ROME—Pope Francis very famously doesn’t like walls, except, it seems, when they come in handy. At least that’s the impression that the Holy See is giving with its response to an August 21 request by the U.S. State Department to lift diplomatic immunity to charge a yet unnamed priest suspected of collecting child pornography. The accused priest, who was described as "high ranking" by the Associated Press, was instead whisked back to Rome where he is now safe from secular prosecution inside the Vatican’s fortified walls.
The New York Times, citing some Italian media and an unnamed American source familiar with the investigation, identified the perpetrator as 44-year-old Italian Carlo Alberto Capella, who has been a priest since 1993 and part of the Vatican’s diplomatic corps since 2004. Records show he worked closely with the Vatican’s secretariat for the economy focused on the Vatican’s often murky financial affairs.
The Vatican Press Office will not confirm the identity of the priest, but issued a statement Friday morning with scant details. “The Holy See, following the practice of sovereign states, recalled the priest in question, who is currently in Vatican City,” the statement says. “Having received such information from the United States government, the Secretariat of State transmitted this information to the Promoter of Justice of the Vatican Tribunal. The Promoter of Justice opened an investigation and has already commenced international collaboration to obtain elements relative to the case. It should be noted that, as provided by the laws in force applicable to all preliminary inquiries, the investigations carried by the Promoter of Justice are subject to investigative confidentiality.”

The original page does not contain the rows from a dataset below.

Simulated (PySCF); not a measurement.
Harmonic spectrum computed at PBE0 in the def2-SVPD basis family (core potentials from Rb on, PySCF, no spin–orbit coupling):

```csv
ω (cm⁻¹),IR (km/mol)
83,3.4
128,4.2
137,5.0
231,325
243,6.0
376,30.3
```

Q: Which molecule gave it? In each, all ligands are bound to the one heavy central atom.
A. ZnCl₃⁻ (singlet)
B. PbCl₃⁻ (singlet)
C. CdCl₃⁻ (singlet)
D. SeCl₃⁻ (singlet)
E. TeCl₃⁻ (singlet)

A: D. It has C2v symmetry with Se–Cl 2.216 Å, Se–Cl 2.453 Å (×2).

In other words, same old story.
The Vatican has shown a remarkable capacity for opacity when it comes to the sinister crimes of clerical child sex abuse. Granted, this priest is not known to be accused of directly abusing children. But if he is in possession of child pornography, as the United States alleges, he might as well be, since child pornography is almost always filmed under horrific circumstances.
A spokesperson for the State Department told Reuters that they hoped the pope would keep his promise to “act decisively with regard to cases of sexual abuse.”
“The United States encourages the Holy See to ensure full implementation of its reforms and policies designed to protect minors and provide justice regarding allegations,” the spokesperson said.
The saga calls to mind several high profile cases in recent years when the Vatican preferred to protect its own rather than protect innocent children. In 2015, Josef Wesolowski, the Vatican ambassador to the Dominican Republic was accused of victimizing shoeshine boys in Santo Domingo. When the accusations first surfaced, he was whisked back to Rome so he wouldn’t have to face charges in a secular court.
While in Rome, Wesolowski was found hoarding more than 100,000 files with child pornography while inside Vatican City, presumably on the computer he brought back, rather than something he downloaded using a Vatican server.
He, too, was to face the Vatican’s Promoter of Justice at a special Vatican trial. But he died suddenly, at the age of 67, on Vatican grounds, apparently while watching TV.
More recently, the Vatican’s third in command, Cardinal George Pell, former head of the Secretariat for the Economy and essentially Capella’s boss, was sent back to Australia to face decades old child sex abuse allegations there that stemmed from his early days in the Australian church. He had been living under immunity that comes with what one might assume is a highly sought after diplomatic Vatican passport for several years while the Australians tried to get him to come back home. He finally went back this summer.
The latest trouble comes at a particularly delicate moment for Francis, who faces increasing scrutiny on his approach to the very reproachable crimes of the Catholic Church.
In March, Marie Collins, the second abuse survivor on Francis’s commission to combat child sex abuse, quit. In a damning open letter published by the National Catholic Reporter she cited “lack of resources, inadequate structures around support staff, slowness of forward movement and cultural resistance” as the primary stumbling blocks in the group’s ability actually to make a difference in protecting children and punishing predatory priests.
“The most significant problem has been reluctance of some members of the Vatican Curia to implement the recommendations of the Commission despite their approval by the pope,” she said. It would appear those roadblocks are as strong as ever.